Tropical cyclones are a regular hydro-meteorological hazard in the Pacific region, with the associated heavy rainfall, flash floods, landslides, high seas and winds causing loss of life and major socio-economic losses. Sea level rise and the projected increase in climate related extreme events as a result of climate change is increasing the challenge.
WMO is therefore working with its Members, regional and international partners to improve resilience in some of the world’s most vulnerable nations.
A WMO workshop in Honiara, Solomon Islands, from 16 to 20 September 2019, provided training on how to provide impact-based forecast and early warning services to local communities.

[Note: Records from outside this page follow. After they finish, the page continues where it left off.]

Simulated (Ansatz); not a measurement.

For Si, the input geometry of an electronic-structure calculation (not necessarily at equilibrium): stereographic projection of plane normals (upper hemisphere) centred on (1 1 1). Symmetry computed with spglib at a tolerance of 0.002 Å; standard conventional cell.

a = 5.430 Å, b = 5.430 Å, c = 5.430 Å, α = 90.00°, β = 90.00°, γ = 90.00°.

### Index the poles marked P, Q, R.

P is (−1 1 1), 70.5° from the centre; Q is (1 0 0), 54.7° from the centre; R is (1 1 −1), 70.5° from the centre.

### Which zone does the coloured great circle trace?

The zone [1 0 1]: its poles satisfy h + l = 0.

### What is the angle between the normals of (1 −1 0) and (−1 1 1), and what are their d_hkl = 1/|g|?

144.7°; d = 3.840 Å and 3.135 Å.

The workshop was attended by 70 participants from National Meteorological and Hydrological Services (NMHSs) and National Disaster Management Offices in the Pacific, as well as international and regional development organizations and media partners.
“English language is our third language an, scientific forecasts and warnings can be very complex. So it makes sense not to only understand the forecasts and warnings but also the likely impacts if there are any. Warnings are only as good as people’s understanding of them,” said Culwick Togamana, the Minister of Environment, Climate Change, Disaster Management and Meteorology of the Solomon Islands.
The workshop demonstrated the paradigm shift from forecasting and early warnings using hydro-meteorological parameters to warnings based on impact and vulnerability. In other words, moving from “what the weather will be to what the weather will do.
Participants also discussed the need for improved communication to the communities to tell the people what is going to happen, when, where and how serious.
Some Pacific SIDS have already started implementing impact-based forecasts and warning services, but the workshop deepened understanding of the need for shared responsibility and knowledge about risks and vulnerability, and close coordination between meteorological and disaster management services and local communities.
The workshop was organized by WMO and the WMO Climate Risks Early Warning System Risks Early Warning System (CREWS) Pacific SIDS Project. This is funded by the CREWS Initiative, and Environment and Climate Change Canada (ECCC); UNDP Disaster Resilience for Pacific SIDS (RESPAC) Project funded by the Government of Russia; World Bank Pacific Resilience Project (PREP); and the Government of the Solomon Islands.